That's a tough position to hold in the book industry, where booksellers routinely return unsold product directly to publishers, who end up trashing the extras. (And in the fickle world of kid's books, there can be a lot of extras). Beaton hopes to cut through the waste by publishing very limited runs of books with recycled paper and vegetable-based inks that are designed to be totally consumed—by kids first and worms second.


Since launching the full-fledged press in January, Beaton has been candid about the challenges of running a green company. Over e-mail, she expanded on lessons she's learned:

"Green." When it comes to products that brand themselves as eco-friendly, "I think it is a complete free for all," Beaton says. "I have never found a standard." Before she launched Grow Books Press, Beaton did significant academic work on "how we view the things in our lives as only meant to last a very short time," whether it's "the houses we live in [or] the relationships we have with each other," she says. Today, it's up to the individual producer to counter those attitudes. "Since ['green'] has not been defined or standardized, most of us are just trying our best and doing what we can under the system that exists," she says. "Let's just say my conscience is wrought with guilt."

Scale. For Beaton, being a sustainable book publisher "boils down to making products for people who will buy them rather than producing 10,000 of something and then it becoming trash," she says. But it's getting easier. "The internet has brought the customer directly to the seller," Beaton says, "so it makes it easier to know who is interested in your products and to market directly to them."

Being cool. Creating products that minimize environmental impact is tough. Getting those products to compete with the mass-produced product of the moment is even tougher—particularly when you're making stuff for kids. "Things that are trying to push the envelope in terms of eco production can be a harder sell if the customer just doesn't like it," Beaton says. "There is a line of kids toys made in the USA from recycled materials called 'Green Toys' and I bought them just because they were green but not because I liked the way they looked," she adds. "It is a hard balance to strike."

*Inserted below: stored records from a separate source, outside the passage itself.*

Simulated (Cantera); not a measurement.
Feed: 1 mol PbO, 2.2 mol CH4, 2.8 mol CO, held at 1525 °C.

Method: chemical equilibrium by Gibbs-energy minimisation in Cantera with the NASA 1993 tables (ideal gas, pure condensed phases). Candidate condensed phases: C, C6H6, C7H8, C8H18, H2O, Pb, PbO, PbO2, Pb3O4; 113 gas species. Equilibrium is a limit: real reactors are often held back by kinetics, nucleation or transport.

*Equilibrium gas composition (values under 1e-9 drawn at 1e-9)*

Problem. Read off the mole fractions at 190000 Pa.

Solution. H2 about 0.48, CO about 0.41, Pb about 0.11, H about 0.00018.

Geography. Like all manufacturers, "green" producers need to find ways to keep their products competitively priced—particularly given the cheap "green"-labeled stuff being produced abroad. Competing "with the stuff that's coming from China that also says it's green is near impossible," Beaton says. And outsourcing production overseas is out of the question. "The reason I do not produce my products in China is because any amount of 'green' that you put into a product is erased by shipping it to the U.S.," Beaton says.